Booker Prize short-listings in 1976 and 1979[3] brought critical recognition, and although major commercial success remained elusive Rathbone's work appeared regularly, gaining a loyal readership and increasing popularity both at home and abroad.
Rathbone wrote in different genres and "refused to be pigeonholed ... his output included crime novels, eco-thrillers, future fiction, film scripts and quirky historical narratives, and he also edited a fine non-fiction work about the Duke of Wellington".
[2] Rathbone created four characters who appear in more than one book, permitting a certain grouping, while never taking over the heterogeneous spirit of his work or deflecting him from the pursuit of wider fictional interests.
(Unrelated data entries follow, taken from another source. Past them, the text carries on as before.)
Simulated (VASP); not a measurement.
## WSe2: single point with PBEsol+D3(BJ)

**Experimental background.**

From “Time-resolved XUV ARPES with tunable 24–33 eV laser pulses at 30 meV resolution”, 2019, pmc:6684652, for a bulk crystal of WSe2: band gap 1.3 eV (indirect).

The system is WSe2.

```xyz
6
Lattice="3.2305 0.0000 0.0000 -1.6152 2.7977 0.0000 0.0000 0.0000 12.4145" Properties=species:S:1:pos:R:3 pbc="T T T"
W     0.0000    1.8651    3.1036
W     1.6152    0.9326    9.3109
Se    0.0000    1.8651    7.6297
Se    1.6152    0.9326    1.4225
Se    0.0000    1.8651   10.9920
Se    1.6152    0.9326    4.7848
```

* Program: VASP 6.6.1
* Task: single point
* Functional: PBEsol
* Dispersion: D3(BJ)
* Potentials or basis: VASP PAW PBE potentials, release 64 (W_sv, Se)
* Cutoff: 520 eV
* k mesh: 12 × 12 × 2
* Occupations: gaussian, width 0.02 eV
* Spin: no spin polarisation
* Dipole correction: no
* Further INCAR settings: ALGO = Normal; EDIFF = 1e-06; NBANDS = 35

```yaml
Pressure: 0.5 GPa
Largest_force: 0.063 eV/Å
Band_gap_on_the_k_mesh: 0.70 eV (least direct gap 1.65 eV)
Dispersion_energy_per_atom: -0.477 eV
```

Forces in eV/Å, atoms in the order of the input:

As a writer, perhaps the nearest Rathbone came to an acknowledged antecedent was Graham Greene, whose weaving of the thriller and mainstream strands of fiction, together with the exploration of wider spiritual and political matters, often set in foreign locations, clearly struck many chords both with Rathbone's vocational subject-matter and belief in the novelist's ability to address human life on as broad a front as he likes, with the finished work of fiction as the only credential he needs.
A Last Resort is probably the most Joycean of Rathbone's books, in its use of accumulation of mundane detail to create an almost surreal portrait of a country whose identity is dissolving in front of its face.
Over a writing career of forty years, during which the world might be said to have changed out of recognition, it is notable how few of Rathbone's preoccupations and perceptions have dated, while many have been prescient and remain as relevant as they ever were.
In his latest book The Mutiny, dealing with the Indian rising against British rule in 1857, the same commitment to clarity of vision is evident, an equal openness to all experiences and forces involved in the event, which continues unashamedly to put Rathbone in the line of the great novelists of the 19th century.
Following within fifteen years of Elizabeth Longford's two-volume biography, which re-established Wellington as a subject for serious study, Rathbone's book is a radical and original departure from the normal run of biographical accounts.
Based on detailed research into both Wellington's collected correspondence and the battlefields of the Peninsular War, it counterpoints extracts from the letters with Rathbone's own elucidations and comments.